Book chosen to 'create common academic experience'
Students joining the George Fox University campus this year will all receive a book, Enrique’s Journey, intended to promote discourse about diversity on campus and the issue of immigration law in the U.S.
The book by award-winning journalist Sonia Nazario chronicles the true story of a Honduran boy who braves hardship and peril to reach his mother in the United States. It relates the odyssey of Enrique, who, at 5 years old, sees his mother Lourdes leave Honduras to work in the United States. The move allows her to send money back home to Enrique so he can eat better and go to school past the third grade.
Lourdes promises Enrique she will return quickly, but she struggles in America. After 11 years pass, he decides he will try to find her, and he makes the dangerous and illegal trek up the length of Mexico the only way he can – clinging to the sides and tops of freight trains.
The purpose of selecting a common book for first-year students is to create a common academic experience, according to Joel Perez, George Fox’s dean of transitions and inclusions.

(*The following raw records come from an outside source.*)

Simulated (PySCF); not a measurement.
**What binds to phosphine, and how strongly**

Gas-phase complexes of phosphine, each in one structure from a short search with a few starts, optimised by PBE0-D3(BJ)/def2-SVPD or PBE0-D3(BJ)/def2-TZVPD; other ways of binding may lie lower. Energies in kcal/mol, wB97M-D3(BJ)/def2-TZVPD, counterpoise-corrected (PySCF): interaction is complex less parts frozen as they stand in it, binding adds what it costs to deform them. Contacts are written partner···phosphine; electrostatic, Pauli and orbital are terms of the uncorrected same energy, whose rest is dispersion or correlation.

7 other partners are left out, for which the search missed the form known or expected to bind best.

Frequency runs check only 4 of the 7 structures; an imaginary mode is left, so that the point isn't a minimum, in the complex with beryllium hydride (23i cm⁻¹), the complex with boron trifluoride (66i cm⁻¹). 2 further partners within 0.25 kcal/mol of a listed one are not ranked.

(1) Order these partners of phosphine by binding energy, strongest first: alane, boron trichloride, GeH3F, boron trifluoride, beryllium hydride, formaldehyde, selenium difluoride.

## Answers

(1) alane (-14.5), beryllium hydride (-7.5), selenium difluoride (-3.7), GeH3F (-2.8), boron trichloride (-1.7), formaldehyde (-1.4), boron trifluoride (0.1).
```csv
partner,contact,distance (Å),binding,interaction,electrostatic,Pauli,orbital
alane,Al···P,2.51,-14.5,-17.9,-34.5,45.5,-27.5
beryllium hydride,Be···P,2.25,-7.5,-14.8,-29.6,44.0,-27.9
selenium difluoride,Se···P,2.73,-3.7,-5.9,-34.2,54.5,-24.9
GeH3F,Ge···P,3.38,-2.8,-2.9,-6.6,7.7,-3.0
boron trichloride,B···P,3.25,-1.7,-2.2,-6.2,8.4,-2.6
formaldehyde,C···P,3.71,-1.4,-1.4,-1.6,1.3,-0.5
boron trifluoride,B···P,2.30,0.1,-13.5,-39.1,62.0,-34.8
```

“We selected Enrique's Journey to promote discourse about an area of diversity – in this case, the issue of immigrants coming to the U.S., and more specifically, young immigrants,” Perez said. “Similar to the 14th Amendment panel we hosted in the spring, we want to facilitate discourse that will educate people and model civil discourse about an issue that tends to divide our country: illegal immigration.”
The academic committee that selected the book also believed it would help the university live out its core value of “engaging globally and connecting culturally,” Perez said. During orientation in late August, George Fox will host a session to explore the theme of the book. In addition, the school’s first-year seminars will use either all or part of the book to facilitate discussion. There are plans to use the book in writing courses as well.
The selection comes after the university hosted a panel discussion in March entitled “The Future of the 14th Amendment,” which discussed the implications concerning that section of the 14th Amendment that states, “All persons born or naturalized in the United States, and subject to the jurisdiction thereof, are citizens.” The event was held in commemoration of the life of Cesar Chavez, a Mexican American who was among the best-known Latino civil rights activists during the 1960s and 1970s.